I was doing some benchmarking of data.table vs DataFrames.jl. Of course, data.table is still way faster on sorting. But I found a low hanging fruit for sorting performance; it could be the backbone of a PR. Here is an MWE: basically I found that if there is only one column in the cols argument of sort, then I can simply do a sortperm on the one column vector and then apply to the rest of the Dataframe for a 4x speed up; this is implemented in fsort. Btw, this is still 10x slower than data.table so there must be other efficiencies we can find.
using DataFrames
const N = Int(1e8)
testdf = DataFrame(large_n_grps = rand(1:Int32(N/100), N), small_n_grps = rand(1:100, N), v1 = rand(1:5, N))
function fsort(df::DataFrame, cols)
x = df[cols]
df[sortperm(x),:]
end
@time fsort(testdf, :small_n_grps) #10.5 seconds
@time sort(testdf, cols = [:small_n_grps]) # 40.4 seconds
Thanks for continuing your investigations. However, I’m not sure it’s a good idea to improve speed for special cases, especially since you note that the improvement is still not enough to get close to data.table. I’d rather try to improve the general algorithm.
Indeed it’s not clear to me why an algorithm accepting multiple columns should be slower when passed a single column than your specialized algorithm. The overhead due to looping over the sorting columns (in this case, a single column) should be negligible. There may be low-hanging fruits in the general algorithm too.
Not sure if it is related, but DataFrames sort! uses Base.permute!! (which is permute! minus a copy) and when looking for it I get the following:
help?> permute!
search: permute! ipermute! permutedims! permute permutedims PermutedDimsArray
permute!(v, p)
Permute vector v in-place, according to permutation p. No checking is done
to verify that p is a permutation.
To return a new permutation, use v[p]. Note that this is generally faster
than permute!(v,p) for large vectors.
Instead IndexedTables does something similar but instead of permute!(v, p) they use:
copy!(v, v[p])
I don’t know if this is the cause of the performance difference but maybe it’s a relevant thing to keep in mind.

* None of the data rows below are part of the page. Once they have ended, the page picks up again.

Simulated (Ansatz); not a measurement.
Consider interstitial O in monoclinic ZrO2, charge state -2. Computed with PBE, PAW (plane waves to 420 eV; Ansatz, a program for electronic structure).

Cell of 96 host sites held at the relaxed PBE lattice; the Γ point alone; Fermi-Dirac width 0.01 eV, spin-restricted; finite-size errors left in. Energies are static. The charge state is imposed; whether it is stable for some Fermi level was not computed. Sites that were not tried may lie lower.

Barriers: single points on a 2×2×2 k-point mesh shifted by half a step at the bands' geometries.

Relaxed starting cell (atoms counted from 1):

I’ve tested the implementation in this PR in IndexedTables: it is more or less as fast as yours in this specific case and it indeed does very similar things. The surprising part is that most of the time is actually spent in:
df[p, :]
That is to say, getting the rearreanged version of the vectors. I really don’t understand how data.table could speed that up so much. I would expect that v[p] with v a vector and p a vector of integers is reasonably fast in Julia. Do you know what data.table’s algorithm does differently?